Chapter 4 — Goods Do
goods exist? Do they exist in sufficient quantity to satisfy all of the
consumers' basic needs? Mankind has gone through periods of food shortage; famines covered big countries, and one lacked the appropriate means of transportation to bring to these countries the wealth from other sections of the planet. It
is no longer the case today. There is an overabundance of everything. It
is abundance — no longer scarcity — that creates the problem. It
is not at all necessary to go into detail to demonstrate this fact. It
is not in the least bit necessary to quote cases of voluntary
destruction on a large scale “to stabilize markets”, by making
stocks disappear. The
example of two world wars sufficiently proves the point. From
1914 to 1918, and from 1939 to 1945, millions of human beings, in the
prime of life — the ones most capable of producing — were rerouted
from the production of useful things, and were employed at destruction.

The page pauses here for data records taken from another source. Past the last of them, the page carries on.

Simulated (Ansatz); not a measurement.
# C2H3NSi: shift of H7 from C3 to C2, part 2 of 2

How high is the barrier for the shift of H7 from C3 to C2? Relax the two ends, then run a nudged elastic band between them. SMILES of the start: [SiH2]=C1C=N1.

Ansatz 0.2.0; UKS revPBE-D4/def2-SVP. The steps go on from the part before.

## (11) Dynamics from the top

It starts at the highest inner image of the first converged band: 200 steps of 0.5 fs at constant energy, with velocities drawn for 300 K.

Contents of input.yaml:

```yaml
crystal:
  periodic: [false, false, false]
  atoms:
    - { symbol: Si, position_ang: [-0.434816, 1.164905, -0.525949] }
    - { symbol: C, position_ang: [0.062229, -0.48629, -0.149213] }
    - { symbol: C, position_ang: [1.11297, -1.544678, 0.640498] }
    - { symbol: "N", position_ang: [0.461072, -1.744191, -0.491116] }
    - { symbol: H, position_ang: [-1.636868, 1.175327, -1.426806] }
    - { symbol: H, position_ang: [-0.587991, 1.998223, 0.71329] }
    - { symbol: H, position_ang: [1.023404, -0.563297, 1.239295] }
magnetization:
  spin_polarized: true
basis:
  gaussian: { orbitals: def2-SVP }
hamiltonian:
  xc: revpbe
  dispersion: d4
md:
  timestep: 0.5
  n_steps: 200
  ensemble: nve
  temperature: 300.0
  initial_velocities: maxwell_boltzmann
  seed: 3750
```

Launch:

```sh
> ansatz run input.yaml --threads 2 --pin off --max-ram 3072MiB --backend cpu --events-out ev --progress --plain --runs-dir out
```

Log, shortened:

Industries, powerful machines were subjected to the same fate. And in
spite of that, mankind still had in front of itself the necessities of
life. Famines
are now nothing more than an artificial scarcity, wanted by some men. It
takes minefields, submarines, torpedoes, blockades organized by force,
to prevent abundance from overflowing to all the countries. When
one considers postwar problems, one never wonders where one will find
wheat for the next day, or materials and workers. It is a different
matter altogether, which bewilders statesmen and sociologists: What will
they do with all these arms, machines, producing inventions, that the
end of the war puts back into availability? If,
between both wars, all homes did not live in affluence, it was certainly
not due to a lack of goods or the inability to produce. It was solely
because the consumers did not have the means to order the goods that
were produced. Active
production was far from being oriented in accordance with the real needs
of the country's men and women. It was production calculated mostly to
make a profit, goods of no use for the ordinary man and woman, goods
that were, in certain cases, even harmful. A
multitude of parasitic occupations, agencies, advertising campaigns —
of which the existence is due to the incapacity of the consumers to
express effectively their wishes — could have been employed usefully
to serve consumers capable of expressing their wishes. Without
leaving our country, we can truly affirm that there exist no obstacles
of material or technical order to satisfy the legitimate needs of ALL
consumers. Two
kinds of goods
It
is useful, in order to understand several price and purchasing-power
problems, to distinguish between two kinds of goods. On
the one hand, there are goods which serve to support or embellish life.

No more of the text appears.